But breaking up the integral still yields

##f'=\int_x^{2x} (-te^{-t^2x}) \ dt + \frac{2e^{-4x^3}-e^{-x^3}}{x}##
, correct?
That's close to but not the same as what I'm getting. In the Liebniz rule, the integrand, f(x, t), is ##\frac{e^{-t^2x}} t##.
What is f(x, b(x))?
What is f(x, a(x))?
What is ##\frac{\partial}{\partial x}f(x, t)##?
In the above, f is different from what you're using to represent the integral.

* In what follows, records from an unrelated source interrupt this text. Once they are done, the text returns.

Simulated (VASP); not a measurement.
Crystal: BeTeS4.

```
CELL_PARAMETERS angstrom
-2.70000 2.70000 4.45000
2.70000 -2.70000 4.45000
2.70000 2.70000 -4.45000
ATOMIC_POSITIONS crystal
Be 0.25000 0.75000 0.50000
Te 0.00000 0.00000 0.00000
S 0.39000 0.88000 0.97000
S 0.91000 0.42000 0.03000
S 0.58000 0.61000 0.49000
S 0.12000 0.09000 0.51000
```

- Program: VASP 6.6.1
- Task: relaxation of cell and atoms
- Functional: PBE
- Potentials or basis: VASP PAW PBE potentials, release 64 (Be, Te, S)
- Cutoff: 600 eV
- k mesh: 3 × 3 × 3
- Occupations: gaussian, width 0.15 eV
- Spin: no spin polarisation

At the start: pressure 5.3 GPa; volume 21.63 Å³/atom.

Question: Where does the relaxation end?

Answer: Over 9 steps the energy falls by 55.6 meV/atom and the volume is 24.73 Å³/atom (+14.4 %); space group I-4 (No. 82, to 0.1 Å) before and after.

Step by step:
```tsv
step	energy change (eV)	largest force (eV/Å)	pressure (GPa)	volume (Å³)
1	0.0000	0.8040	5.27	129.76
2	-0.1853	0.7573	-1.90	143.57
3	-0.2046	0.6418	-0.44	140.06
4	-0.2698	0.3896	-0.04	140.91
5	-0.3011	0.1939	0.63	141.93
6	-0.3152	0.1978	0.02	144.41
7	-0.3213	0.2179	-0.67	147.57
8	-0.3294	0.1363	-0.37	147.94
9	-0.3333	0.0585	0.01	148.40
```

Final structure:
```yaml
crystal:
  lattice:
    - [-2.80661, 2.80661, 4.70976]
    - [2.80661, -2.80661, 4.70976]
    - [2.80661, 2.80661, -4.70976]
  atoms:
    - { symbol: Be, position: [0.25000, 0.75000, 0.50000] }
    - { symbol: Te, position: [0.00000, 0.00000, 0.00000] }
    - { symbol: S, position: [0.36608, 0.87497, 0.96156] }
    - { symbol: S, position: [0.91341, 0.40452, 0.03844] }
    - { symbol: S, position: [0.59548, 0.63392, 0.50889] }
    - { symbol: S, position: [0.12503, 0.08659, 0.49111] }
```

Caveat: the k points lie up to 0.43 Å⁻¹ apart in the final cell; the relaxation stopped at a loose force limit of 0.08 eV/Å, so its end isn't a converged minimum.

That's close to but not the same as what I'm getting. In the Liebniz rule, the integrand, f(x, t), is ##\frac{e^{-t^2x}} t##.
What is f(x, b(x))?
What is f(x, a(x))?
What is ##\frac{\partial}{\partial x}f(x, t)##?
In the above, f is different from what you're using to represent the integral.
##f(x, b(x))=\frac{e^{-4x^3}}{2x}## (the ##2## in the denominator is eliminated in the Leibniz rule since ##b'(x)=2##
##f(x,a(x))=\frac{e^{-x^3}}{x}##
##\frac{\partial}{\partial x}f(x, t)=(-te^{-t^2x}) ##

But breaking up the integral still yields

##f'=\int_x^{2x} (-te^{-t^2x}) \ dt + \frac{2e^{-4x^3}-e^{-x^3}}{x}##
, correct?
Wouldn't it be ##f'=\int_x^{2x} (-te^{-t^2x}) \ dt + \frac{e^{-4x^3}-e^{-x^3}}{x}##?
IOW, shouldn't the coefficient of the ##e^{-4x^3}## be 1 instead of 2?

Correct!

Wouldn't it be ##f'=\int_x^{2x} (-te^{-t^2x}) \ dt + \frac{e^{-4x^3}-e^{-x^3}}{x}##?
IOW, shouldn't the coefficient of the ##e^{-4x^3}## be 1 instead of 2?
Where would one go from here?

The integral can be evaluated, treating x in the integrand as if it were constant. The substitution u(t) = -t^2x, give du = -2txdt. Find a "t" antiderivative of the integrand, and then evaluate it at the two limits of integration. Once this is done, maybe you can say something about f, due to f' being zero, or positive, or negative.

• schniefen
Using u-substitution and adding the other terms to the evaluated integral,

##f'(x)= \frac{3e^{-4x^3}-3e^{-x^3}}{2x}##
The range should be ##(0,\ln{(2)})##. The expression seems kind of challenging to integrate.